Personal and academic blog. Explores the borderlands between rhetoric, politics and intelligence.

5.10.04

Ken Bigley and the Stockholm Syndrome

The British engineer Ken Bigley is held hostage in Iraq under threat of execution. As spectators we can't help being touched by the drama - especially as it has widened from a political issue to a family matter. The developments in this horrible situation can perhaps be explained by the dynamics of rhetorical persuasion.

At the outset the kidnappers? demands were clear-cut: after the now common denunciations of the US-British occupation of Iraq, they demanded the release of a number of women prisoners from Iraqi prisons. Ken Bigley's family answered this message - and thereby took the part of the opponent in this rhetorical "dialogue" (Tony Blair and the government has taken this role to a lesser degree so you could argue that this is a trialogue). As it has been noted in English media (e.g. The Independent - but exactly which issue is unknown as it has gone astray in my humble abode) the message from the Bigley family changed drastically from their first statement to their next.

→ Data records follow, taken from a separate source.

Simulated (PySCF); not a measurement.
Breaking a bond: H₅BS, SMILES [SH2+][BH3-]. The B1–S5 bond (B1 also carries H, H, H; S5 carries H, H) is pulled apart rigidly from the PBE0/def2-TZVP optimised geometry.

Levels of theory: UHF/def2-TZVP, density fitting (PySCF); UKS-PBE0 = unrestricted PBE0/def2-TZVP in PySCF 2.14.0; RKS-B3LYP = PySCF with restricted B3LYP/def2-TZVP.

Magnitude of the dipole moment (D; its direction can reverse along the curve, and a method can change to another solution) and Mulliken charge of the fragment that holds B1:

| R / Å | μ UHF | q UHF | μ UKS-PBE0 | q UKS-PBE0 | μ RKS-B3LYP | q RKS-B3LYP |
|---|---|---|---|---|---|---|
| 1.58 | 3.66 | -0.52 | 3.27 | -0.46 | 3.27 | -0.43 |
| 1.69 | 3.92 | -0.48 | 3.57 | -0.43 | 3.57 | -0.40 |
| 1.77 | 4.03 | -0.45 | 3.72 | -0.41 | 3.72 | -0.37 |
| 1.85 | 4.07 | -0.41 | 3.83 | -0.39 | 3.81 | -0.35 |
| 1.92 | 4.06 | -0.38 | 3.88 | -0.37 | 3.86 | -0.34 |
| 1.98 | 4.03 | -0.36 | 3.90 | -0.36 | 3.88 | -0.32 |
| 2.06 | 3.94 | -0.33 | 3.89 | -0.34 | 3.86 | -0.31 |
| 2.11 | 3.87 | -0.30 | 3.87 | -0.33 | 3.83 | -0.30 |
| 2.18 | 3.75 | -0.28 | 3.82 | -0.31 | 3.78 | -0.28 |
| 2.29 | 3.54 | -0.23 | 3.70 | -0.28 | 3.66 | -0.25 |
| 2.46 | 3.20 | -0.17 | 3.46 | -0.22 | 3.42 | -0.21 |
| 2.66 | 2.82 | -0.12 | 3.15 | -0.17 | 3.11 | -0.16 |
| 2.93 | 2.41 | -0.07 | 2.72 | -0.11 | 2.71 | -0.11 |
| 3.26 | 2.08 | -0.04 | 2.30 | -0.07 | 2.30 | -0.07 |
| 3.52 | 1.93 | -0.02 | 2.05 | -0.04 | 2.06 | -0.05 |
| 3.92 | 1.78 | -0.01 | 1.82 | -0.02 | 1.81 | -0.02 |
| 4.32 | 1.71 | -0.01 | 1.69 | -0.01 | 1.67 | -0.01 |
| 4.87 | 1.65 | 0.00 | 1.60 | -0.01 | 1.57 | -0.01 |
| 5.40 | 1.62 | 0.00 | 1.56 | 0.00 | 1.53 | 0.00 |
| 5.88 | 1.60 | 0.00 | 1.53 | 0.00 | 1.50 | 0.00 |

At first they blamed the government for not caring anything for Ken Bigley (thereby echoing Bigley's own - and certainly instructed - messages on grainy internet footage). But in their second message they focused much more on family values (Ken Bigley's mother is in her 80'ies and the stress of the situation takes a heavy toll on her), giving the kidnappers some credit and acknowledging that they already had won a victory by getting the world's attention. They should now spare the innocent citizen that had been their means of getting that attention.

As noted in the Independent this shift certainly bears the marks of professional hostage negotiations ? and a strong hint that the family had gotten some firm directions from government experts. By admitting a success for the kidnappers they try to buy time. And the more time goes by, the more a relationship between hostage and kidnappers develop ? the so called Stockholm Syndrome.

That this strategy has had some success can be seen in the latest development in the case. Now the kidnappers have stated that they need to define if Ken Bigley is British or Irish (his mother is Irish). Rhetorically this is a weaker position than their previous, where an "either or" could decide the entire case (much like a clear-cut criminal case - has it been done or not). Now they suddenly would have to go through two stages of deliberation before they could do anything. It will be much harder to justify his death if he was defined not to be Irish. Their opponents on the English side has had all the years under Tony Blair and New Labour to find out that a simple message - and thereby rhetorical construction - is much more powerful than the on-the-one-side-and-the-other cases that real life most often presents us with.

Hopefully this rhetorical battle spares the life of the one it's all about: helpless Ken Bigley.